National contemporary music policy a game changer

Friday, 30 Nov 2018

APRA AMCOS has welcomed the announcement today of a comprehensive music policy from Federal Labor that will see significant investment in music education, export, live music and mental health.

“APRA AMCOS has long argued that with the depth of talent across the country, and the unquenchable international appetite for Australian music, Australia has the potential to go from a music nation to a music powerhouse,” said Dean Ormston, Chief Executive APRA AMCOS.

“This announcement from Federal Labor provides for the first time a whole-of-government policy approach to the music industry. It recognises the capacity of our local industry to not only create the anthems of the nation, but to drive employment, live music, tourism, youth engagement and educational benefits for all Australians across the towns, cities and centres of the country.

“The potential of these initiatives will allow for the creation of a new music industry body that will partner with government to drive music exports, support creators and artist managers and foster the creation of live music.Significantly, the policy identifies the enormous potential of Australian music exports as we enter the second digital revolution and music is used by leading nations to project their image to the world.

“Whether it’s Nashville, London, Tokyo or São Paulo, there are now more Australian musicians and songwriters than home-grown sport stars who are globally recognised household names - Sia, Courtney Barnett, Vance Joy, Flume, 5SOS, Ruel, Amy Shark to name just a few.”

A 2017 Goldman Sachs report estimated the global recorded music market would hit US$41billion by 2030. Add publishing revenue and live music and it is likely for music to become a $100 billion industry within a decade. With significant government and industry partnership, Australia has the capacity to earn up to 5% of that market.

“Australia is a music nation. Of all the art forms Australians engage with, music is the most popular. Live music in our cities, regional centres and towns provides them with a competitive advantage. And music education not only increases engagement in schools, it equips young people with the creative and problem solving skills needed in the changing global economy.

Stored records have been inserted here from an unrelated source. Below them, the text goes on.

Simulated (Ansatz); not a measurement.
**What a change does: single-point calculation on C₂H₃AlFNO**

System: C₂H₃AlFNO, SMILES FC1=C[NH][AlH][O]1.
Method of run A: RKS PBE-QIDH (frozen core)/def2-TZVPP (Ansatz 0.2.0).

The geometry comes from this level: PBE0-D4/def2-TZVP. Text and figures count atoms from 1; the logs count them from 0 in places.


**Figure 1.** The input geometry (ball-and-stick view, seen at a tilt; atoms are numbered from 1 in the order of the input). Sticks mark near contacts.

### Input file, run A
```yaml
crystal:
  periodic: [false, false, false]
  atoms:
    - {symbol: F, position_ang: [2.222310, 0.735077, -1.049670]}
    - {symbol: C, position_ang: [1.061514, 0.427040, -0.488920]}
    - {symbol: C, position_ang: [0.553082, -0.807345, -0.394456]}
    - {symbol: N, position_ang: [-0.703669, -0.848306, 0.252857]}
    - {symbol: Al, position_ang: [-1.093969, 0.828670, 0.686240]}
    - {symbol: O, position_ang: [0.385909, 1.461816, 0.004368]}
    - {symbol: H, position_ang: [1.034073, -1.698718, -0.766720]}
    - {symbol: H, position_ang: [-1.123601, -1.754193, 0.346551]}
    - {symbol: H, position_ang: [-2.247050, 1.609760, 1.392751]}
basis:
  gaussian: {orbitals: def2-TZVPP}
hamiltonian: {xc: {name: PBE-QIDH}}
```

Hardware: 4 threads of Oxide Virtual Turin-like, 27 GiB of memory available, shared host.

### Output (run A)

“We also applaud Federal Labor’s recognition that the success of the local industry is underpinned by a robust copyright framework for creators, the critical role of radio quotas and the opportunity of local content in music streaming in exposing the pipeline of talent emerging across the country.

“These sensible policy announcements should have bipartisan support because the potential of our local industry is only just starting to be realised.”